Trio HLK and Evelyn Glennie, The Queen’s Hall, Edinburgh – 13 May 2018

 

Trio HLK and Evelyn Glennie, The Queen’s Hall, Edinburgh – 13 May 2018, Concert review. (Photo credits: Adam Bulley.)

By F Mactaggart for Scottish Jazz Space, May 16, 2018.

The sense of excitement is palpable as Scottish Trio HLK arrive briskly on stage at 8pm sharp, and persists undimmed until they take their modest final bows to the thrilled home crowd precisely two hours later. Such exactitude regarding time feels in keeping with a band whose music is predicated upon unrelenting changes particularly in time signature and tempo, a stuttering, gleeful symphony of polyrhythms and harmonic complexity.

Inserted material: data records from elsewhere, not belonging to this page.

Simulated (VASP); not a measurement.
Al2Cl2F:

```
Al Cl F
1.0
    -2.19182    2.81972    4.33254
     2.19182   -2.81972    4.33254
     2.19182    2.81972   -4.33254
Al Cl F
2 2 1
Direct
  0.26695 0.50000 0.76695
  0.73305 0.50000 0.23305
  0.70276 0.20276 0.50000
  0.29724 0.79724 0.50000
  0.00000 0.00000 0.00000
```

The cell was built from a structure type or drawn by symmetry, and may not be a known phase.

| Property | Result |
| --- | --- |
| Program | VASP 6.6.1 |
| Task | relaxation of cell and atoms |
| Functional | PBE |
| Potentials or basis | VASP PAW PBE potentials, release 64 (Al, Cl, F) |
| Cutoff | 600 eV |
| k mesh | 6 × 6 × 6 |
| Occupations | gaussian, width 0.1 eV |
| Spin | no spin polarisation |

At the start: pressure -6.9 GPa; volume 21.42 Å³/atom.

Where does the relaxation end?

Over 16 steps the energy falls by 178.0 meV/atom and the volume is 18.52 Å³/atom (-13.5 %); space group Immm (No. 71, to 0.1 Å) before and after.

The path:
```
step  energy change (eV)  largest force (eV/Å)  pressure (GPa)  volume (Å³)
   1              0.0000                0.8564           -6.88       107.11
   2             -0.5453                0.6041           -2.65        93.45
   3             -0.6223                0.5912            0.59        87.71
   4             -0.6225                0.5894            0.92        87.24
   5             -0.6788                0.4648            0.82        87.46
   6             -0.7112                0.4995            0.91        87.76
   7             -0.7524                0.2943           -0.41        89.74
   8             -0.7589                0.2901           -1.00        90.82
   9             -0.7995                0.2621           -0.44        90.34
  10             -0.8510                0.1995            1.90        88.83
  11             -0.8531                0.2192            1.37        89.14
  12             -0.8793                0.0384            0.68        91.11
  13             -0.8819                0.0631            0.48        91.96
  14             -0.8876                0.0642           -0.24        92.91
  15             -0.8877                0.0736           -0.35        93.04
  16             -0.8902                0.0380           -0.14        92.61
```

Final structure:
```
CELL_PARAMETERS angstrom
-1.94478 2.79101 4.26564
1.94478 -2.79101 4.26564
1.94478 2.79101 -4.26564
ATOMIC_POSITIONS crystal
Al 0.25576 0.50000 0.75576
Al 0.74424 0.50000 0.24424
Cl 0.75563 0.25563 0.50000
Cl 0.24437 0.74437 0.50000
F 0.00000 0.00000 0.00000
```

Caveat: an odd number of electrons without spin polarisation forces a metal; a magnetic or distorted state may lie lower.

This is the trio’s debut album launch gig in Scotland, the English launch having taken place last March over a three day residency at London’s Ronnie Scott’s. Much of the album, aptly named ‘Standard Time’ issued by Ubuntu Music, is aired tonight. Led by evolved composer and classical pianist Rich Harrold, with widely respected 8- string electric guitarist Ant Law and drumming wizard Rich Kass, the trio are joined tonight by pre-eminent Scottish classical percussionist, Dame Evelyn Glennie. Renowned US jazz alto saxophonist Steve Lehman, the second guest on the album, is not joining the trio on the current tour, yet it is a compliment to a young jazz trio that it can attract collaborators of the stature of Glennie and Lehman.

The gig begins tonight with ‘Twilt’, Trio HLK’s version of the lovely Fields Kern jazz standard, ‘The Way You Look Tonight’. From the outset it is clear that the compositions, penned by Harrold with the drum parts by Kass, would be the stars of the evening. With unrelenting intensity and ever – shifting harmony and especially rhythmicity, the piece starts from a wisp of the jazz standard melody, whereupon almost immediately heads for outer space. Harrold’s deconstructions and reconstructions via lovely, delicate piano melody, with Kass’ complex polyrhythms, juxtapose beautifully with Law’s splendid, harsh barks on guitar. The ever changing dense complexity and energy of the music sets the brain juices flooding, as if there has been an inspired fusion of Bang on a Can with Trio VD (and what could be better than that!)

From the second number onwards Glennie joins in on most pieces, mostly on marimba and vibraphone. Although not essential to the overall sound, her deft command of the mallets and warm personality are as ever appreciated by a welcoming audience, some of whom may have attended tonight expecting to hear Glennie play her customary 4/4 rhythm, but in the company of Trio HLK are seeing her in a whole new light! A bonus following the Interval is Glennie’s solo on halo drum, a type of hang drum, the limited number of pitches available made up for by co-composer Philip Sheppard’s backing tape, the halo’s appealing timbre and Glennie’s swift attack.

 

However the trio’s level of musicianship is equally impressive. Clearly they are no strangers to the art of improvisation, although tonight there is limited time for this. Guitarist Law is well known to UK audiences from his work with the likes of Tim Garland and Ivo Neame, his mesmerizing, high-speed solos such as in HLK’s version of ‘Anthropology’, showing an already highly developed jazz talent, whilst his rock star-style guitar feedback squalls in Harrold’s ‘The Jig’ (based on a gigue from a Bach cello suite) bring grins to many a face.

Meanwhile Edinburgh-based Kass proves beyond doubt that he is a drumming phenomenon, contributing a muscular, almost punk quality, whilst also demonstrating an astonishing accomplishment in thrilling, brain-trashing polyrhythm, his extended solo during one of the few fully original pieces, ‘Dux’, showcasing this. (Kass’ thoughtful arrangement of Gyorgy Ligeti’s ‘Hungarian Rock’ on YouTube is an example of his rather awesome technique.)

As for band leader and composer-pianist Harrold, his gently self-effacing style fits well with the whole, tethering the sound, preventing it from rocketing too far from terra firma and allowing him to direct these most intricate of compositions.

This is a five-star performance of intelligent and unusual music. Whilst Glennie has long been an established name world-wide especially in classical music circles, Trio HLK has an innovative, highly accomplished and genuinely interesting sound which deserves just as wide a public, and which will appeal as much to forward-thinking followers of neo-classical as it will to lovers of questing jazz.